"Fact," "Opinion" and "Argument"
In logic and critical thinking studies it is important to denote the differences in these terms. Oddly, this goes over the heads of a lot of modern critics.
- A fact is a statement that is true.
- An opinion is a statement a person holds to be true.
- An argument is a set of statements one makes to prove a conclusion.
- Cats are Animals (Fact).
- I think cats are awesome (Opinion).
- Cats can make meow sounds, I think meow sounds are annoying, therefore cats are annoying (Argument).
- Remember that a statement is often either a "statement of fact" or "statement of opinion". In some cases our "facts" are based on our current understanding, and in some cases we just can't test it yet. Saying "There is life on other planets" is a statement of fact, whether it is actually valid or not is something we can't firmly answer although there clearly would be a factual yes or no answer.
- However remember while that is a statement of fact, "I think there is life on other planets" is a statement of opinion. You hold it to be true. While the subject of the opinion might be true, the statement is of what you think making it your opinion, not a fact.
- Lastly, the most confusing this gets will crop back up later or in your school papers. The statement "I have the opinion _____", is a fact. It is a fact you have the opinion. It inherently says nothing about the opinion itself.
To compare this with another logical set of terms: Sound/Valid/True
- A fact is by default true. You can validate a fact by proving it to be true.
- An opinion is never actually true or false. It can also not be validated. The person who holds it believes it to be true, others may only "accept" or "reject" it.
- An argument can be given the complete round of and could be true, valid or sound as detailed on the other page.
Applying Real Life Examples
- Facts are often found many places. In text books, in documents. This one is the simplest.
- Opinions are of course dealing with anything that is subjective. Art critiques are intentionally opinions. The person is giving the artist their thoughts on the subject. They hold what they say to be true, but that does not make it something that could be validated.
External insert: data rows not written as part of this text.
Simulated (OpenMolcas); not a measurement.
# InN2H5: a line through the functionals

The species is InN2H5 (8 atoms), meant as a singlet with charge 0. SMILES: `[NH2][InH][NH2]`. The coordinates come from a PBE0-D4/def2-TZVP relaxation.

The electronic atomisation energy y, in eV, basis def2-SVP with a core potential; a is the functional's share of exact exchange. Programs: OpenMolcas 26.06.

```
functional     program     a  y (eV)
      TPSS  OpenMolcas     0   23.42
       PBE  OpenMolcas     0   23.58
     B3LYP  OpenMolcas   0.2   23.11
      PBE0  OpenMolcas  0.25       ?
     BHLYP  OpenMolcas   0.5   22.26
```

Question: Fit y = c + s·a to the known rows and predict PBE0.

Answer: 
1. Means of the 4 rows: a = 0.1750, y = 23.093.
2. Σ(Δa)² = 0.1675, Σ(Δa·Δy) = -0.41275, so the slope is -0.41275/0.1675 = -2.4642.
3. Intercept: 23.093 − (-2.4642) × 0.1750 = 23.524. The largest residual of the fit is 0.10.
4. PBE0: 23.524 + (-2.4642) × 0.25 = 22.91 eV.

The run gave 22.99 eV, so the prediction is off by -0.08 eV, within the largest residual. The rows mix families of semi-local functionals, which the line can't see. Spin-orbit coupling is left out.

- Arguments are found in critical thinking pieces. In school when you write essays for a grade, you were writing an argument. You were attempting to make a conclusion based on evidence in a text. Your argument could have been true and sound, but you would have been graded on if it was valid. Also making an analysis on a work of art is an argument, as in both cases you put aside your bias and think objectively.
- One thing that should not be taken for granted here is to remember that in some cases the qualifier "I" is important. As if you state something without it, someone would assume you are making a statement of fact, not a statement of opinion.
- Also while we use this theory in a mirco level, you can get a major brainfuzz if you apply it to micro levels, as while you can't make an argument on a opinion, you can make an argument based on the fact someone has a specific opinion. This in a lot of cases if what you do in those above mentioned papers. You could show off by breaking it down into a full logical form, but in that case it's more work then needed.
Applying to Critical Circles
The critical community has changed a lot over time, and this information has been skipped over in more modern times. There has always been room for opinion critics and argument critics, but without the proper definitions many are cherry picking to apply where. In older schools of thought, the argument critics were more profound, but following the industrial revolution critics recommending media to the public saw a rise in opinion critics.
Common Flaws include
- Some People are prone to use the macro level to try to muddy the waters on the line between "fact" and "opinion". But a good way to check for errors here is to see if they use the words "argument" and "statement" as they should.
- A critic makes an opinion but holds it as if it's a fact. (aka saying "this movie sucks because of X" (claim of fact) vs "I think this movie sucks because of X" (claim of opinion))
- A critic makes a statement of opinion but acts as if it's objective argument (usually in defense when someone rejects the opinion)
- A critic will dismiss a fact in favor of claiming it is altered by opinion bias
- A critic will hold their work is to be respected like arguments are (for example in the academic setting) even if all their work are actually opinions.
- A critic will make an opinion that is treated as an argument but keep excluding opposing other viewpoints as being a No True Scotsman
- An addition to this can happen if the critic believes in the Nostalgia Filter, they could attack other opinions if they feel their opinions are not being their so-called "objective" because of blindness to the past.
By contrast, there are also some mistakes of this logical process in rebuttals as well:
- It's Not Supposed to Win Oscars: In such examples both parties argue as if opinions are to be held as if they are critical think pieces.
- Moff’s Law: A trope wherein one should understand that both exist and shouldn't have to fight, but lack of knowing so often leads to heated arguments.
- Reviews Are the Gospel: Again treating critiques as higher than opinions.
- True Art: The argument that only works that can be critical thought about are worthy.